The tale of Mowgli is probably India's greatest modern fairy tale. Sure, it might've been written by a British man while he lived in Vermont, but Kipling, who was born in India and spent a good portion of his life there, is considered one of India's literary darlings. And Indians consider Kipling's Jungle Book to be their story. It's the fabric of every Indian kid's upbringing.

I distinctly remember the ads on Indian television promoting the original movie. Gold Spot, the Indian orange soda brand, advertised that they would be putting Baloo, Bagheera, Shere Khan and Mowgli on the insides of their bottle caps. And so, every time a Gold Spot bottle was opened for me, I said a silent prayer for a Mowgli cap. I usually got Baloos and Bagheeras, and an occasional Kaa, which I kept in my growing stash.

When I got a Shere Khan, I gave it away to my boy cousin. I never ended up getting a Mowgli from an actual bottle. My first Mowgli I got in a trade. It cost me three Baloos and one Kaa. And it was so worth it. As we bartered and haggled with each other, we sang the songs, danced the dances, and reenacted scenes from the movie. It was a glorious time in our childhood.

The following year, I moved to America. I forgot all about the Jungle Book and my bottle cap collection and gradually became an American girl. I drank Capri Sun, traded Barbie outfits, and sang the songs from Jem and the Holograms. Mowgli and his friends were a distant memory, until last year when my boy cousin, who had played Baloo in our re-enactments and now lived in New York, sent me a text saying: "Do you know there's a new Jungle Book movie coming out next year? We gotta see it."

And so here I was, sitting in a plush IMAX 3D movie theater in Boston, where I now lived, far from India's jungles and my Mumbai childhood, though ironically, not that far from where Kipling first realized his story to fruition.

It was instant recognition when I saw them all. My old friends Mowgli, Bagheera, Baloo, Kaa, and even the menacing Shere Khan were exactly how I remembered them. Just bigger, better and brighter this time around. Their renderings were so real, so tangible, that I felt my childhood springing back to life. Like that visceral moment in Ratatouille when food critic Anton Ego eats his favorite dish. My adult life zoomed back fast on rewind and there I was -- five years old, in my grandparent's living room in Mumbai, sprawled across the cold linoleum floor, convincing my boy cousin that three Baloos and one Kaa really was a fair trade for one Mowgli.

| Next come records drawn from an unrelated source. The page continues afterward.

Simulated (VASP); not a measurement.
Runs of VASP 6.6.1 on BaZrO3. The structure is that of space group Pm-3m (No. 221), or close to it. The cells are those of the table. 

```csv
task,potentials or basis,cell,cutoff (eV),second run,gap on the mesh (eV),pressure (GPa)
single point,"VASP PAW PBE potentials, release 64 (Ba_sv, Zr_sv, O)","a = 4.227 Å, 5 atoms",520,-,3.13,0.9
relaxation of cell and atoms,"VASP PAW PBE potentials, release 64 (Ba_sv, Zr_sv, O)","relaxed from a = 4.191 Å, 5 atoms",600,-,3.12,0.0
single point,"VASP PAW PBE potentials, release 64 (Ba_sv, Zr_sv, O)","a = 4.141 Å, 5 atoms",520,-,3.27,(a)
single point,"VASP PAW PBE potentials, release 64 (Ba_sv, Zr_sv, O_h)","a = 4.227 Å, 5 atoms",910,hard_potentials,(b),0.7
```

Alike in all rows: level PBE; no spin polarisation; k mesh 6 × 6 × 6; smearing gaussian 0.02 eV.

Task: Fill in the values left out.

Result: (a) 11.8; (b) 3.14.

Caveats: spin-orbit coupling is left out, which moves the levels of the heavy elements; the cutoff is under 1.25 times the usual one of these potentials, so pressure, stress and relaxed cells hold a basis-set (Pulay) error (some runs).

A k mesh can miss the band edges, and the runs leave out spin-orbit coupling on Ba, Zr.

When I saw my buddy Mowgli's easy gait and lighthearted grin again after 30 years, I felt the pangs of nostalgia. He was just the same, but I had changed. When we first met, we were both wide-eyed scrappy Indian kids, insatiably curious, ready to befriend anyone, and not yet socialized to man's workings of the world.

But a lot can happen to a human cub in 30 years. I was now a fully grown adult. I had traded in my bowl cut for highlights, swapped out my red underpants for a wardrobe of niceties, and couldn't remember the last time I had walked barefoot on the grass. I had become a highly socialized member of man's world. What a trip.

We had so much catching up to do, my old friends and I, but the gap in time and geography closed like magic. Their sense of wonder, fearlessness, and purity of heart emboldened me just as they had as a child, and the time spent with them quickly filled up those parts of me that I had long since forgotten. As I left them again, sitting in the banyan tree, I said a silent prayer of thanks -- mystified and grateful for our effortless reunion in this often complicated jungle book of life.